Regional Management Corp. (NYSE:RM) Q3 2023 Earnings Call Transcript

Unidentified Analyst: Okay. Great. And then I guess the other — maybe those other lines like expenses you’ve been pretty able to hold those expenses controls pretty well about the expense ratio. Just wondering, if there’s more kind of room to hold it if the expenses can you hold it kind of relatively fixed for a while?

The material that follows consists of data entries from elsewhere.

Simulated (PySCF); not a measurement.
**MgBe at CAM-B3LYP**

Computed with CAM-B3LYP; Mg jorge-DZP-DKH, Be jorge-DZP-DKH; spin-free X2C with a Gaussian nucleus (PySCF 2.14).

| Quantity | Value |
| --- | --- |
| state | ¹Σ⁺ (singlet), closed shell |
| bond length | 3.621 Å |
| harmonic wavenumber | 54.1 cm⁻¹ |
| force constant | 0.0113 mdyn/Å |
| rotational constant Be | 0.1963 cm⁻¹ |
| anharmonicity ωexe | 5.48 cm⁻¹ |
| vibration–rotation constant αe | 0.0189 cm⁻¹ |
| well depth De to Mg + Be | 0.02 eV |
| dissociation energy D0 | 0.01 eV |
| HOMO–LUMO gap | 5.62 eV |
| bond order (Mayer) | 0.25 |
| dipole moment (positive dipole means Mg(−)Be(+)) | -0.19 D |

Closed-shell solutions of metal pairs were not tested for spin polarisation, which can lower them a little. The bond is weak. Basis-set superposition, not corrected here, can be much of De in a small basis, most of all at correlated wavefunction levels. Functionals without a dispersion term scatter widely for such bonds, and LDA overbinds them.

Rob Beck: What I would tell you is, that we are laser-like focused that every dollar we spend, helps drive the business forward. And we’ve been strongly profitable in this environment and yet still investing in the business. And we will adjust the spending pattern as we need to continue to grow the business where growth is needed or to continue to drive operating leverage that we need to do overtime as well. So I can’t really give you any more guidance than that right now.

Unidentified Analyst: Okay. Perfect. And last one for me. So the product mix has shifted. You’ve talked about high-quality loans doing more, auto-secured. And just wondering if that’s a trend that we should expect to continue? And if there’s any way — are there may be certain products you want to lean into more? Thank you.

Rob Beck: Well, look, I think auto-secured is definitely one that we’ll continue to lean into and grow. And I kind of view that and we’ve said this before, kind of the one end of the barbell. We have our large loan products that are the bulk of our business now and that are performing well. And then we have the small loan business. And the small loan business is very attractive on a return basis. And you would have seen that we actually grew that this quarter sequentially, same as we did last year sequentially at this time. And part of that is, we — it was part of our tightening where we said, you know what, we have the opportunity instead of making a larger loan to some group of customers. We can give them a smaller loan, but charge them a little bit more because we perceive the risk to be higher.

So we risk based priced it and put on some more small loans. And effectively we think created a pretty good return on that growth that we did in the small loan book. So, there’s always that opportunity for us to lean in, where it’s attractive on small loans. We haven’t limited ourselves to a rate cap at 36%. So having the ability particularly in a rising rate environment or hopefully a flat rate environment, we’ll see how that turns out. Having that ability to lean back into those segments when it’s appropriate, is something that I think helps us stand out versus competitors.

Unidentified Analyst: Great. Very helpful. Thank you.

Rob Beck: Great. Appreciate it.

Operator: [Operator Instructions] The next question is from Bill Dezellem with Tieton Capital. Please go ahead.

Bill Dezellem: Thank you. I like to kind of circle back to the comments that you just made here. You had some pretty significant small loan origination growth this quarter. What is that actually signaling to us, or what were you doing there? I think you started to allude to that in your last answer.

Rob Beck: Yeah. I think Bill as we look to put on high confidence growth, high confidence growth doesn’t just mean you put on larger loans with the highest risk ranks. You’ve got to look at it from a bottom-line return on a risk-based basis as well. And so when we were looking — and I give you an example, when you’re looking at whether it’s digital or a check or even a branch loan renewal on a branch, as we look at that and we’ve been staying focused on where we might reprice and we have this 1,500 line on small loans instead of giving somebody $2,000 or $2,500 below a 36% rate, we’re looking at the credit quality and say on the margin you know what, let’s give the person a $1,500 loan and maybe charge them a 43% rate because we believe that they’re a good credit on a relative basis and now we’ve got the pricing to make sure that we’ve got plenty of room and buffer built into the stresses on the model to be able to achieve our return hurdles.

So we — when we say a highest confidence asset, we’re looking at the highest confident asset on a marginal basis bottom line return. It’s not just necessarily putting on the highest FICO customer.

Blli Dezellem: And Rob taking that one step further said another way that’s the highest ROE customer? Or are you seeing — saying something slightly different than that?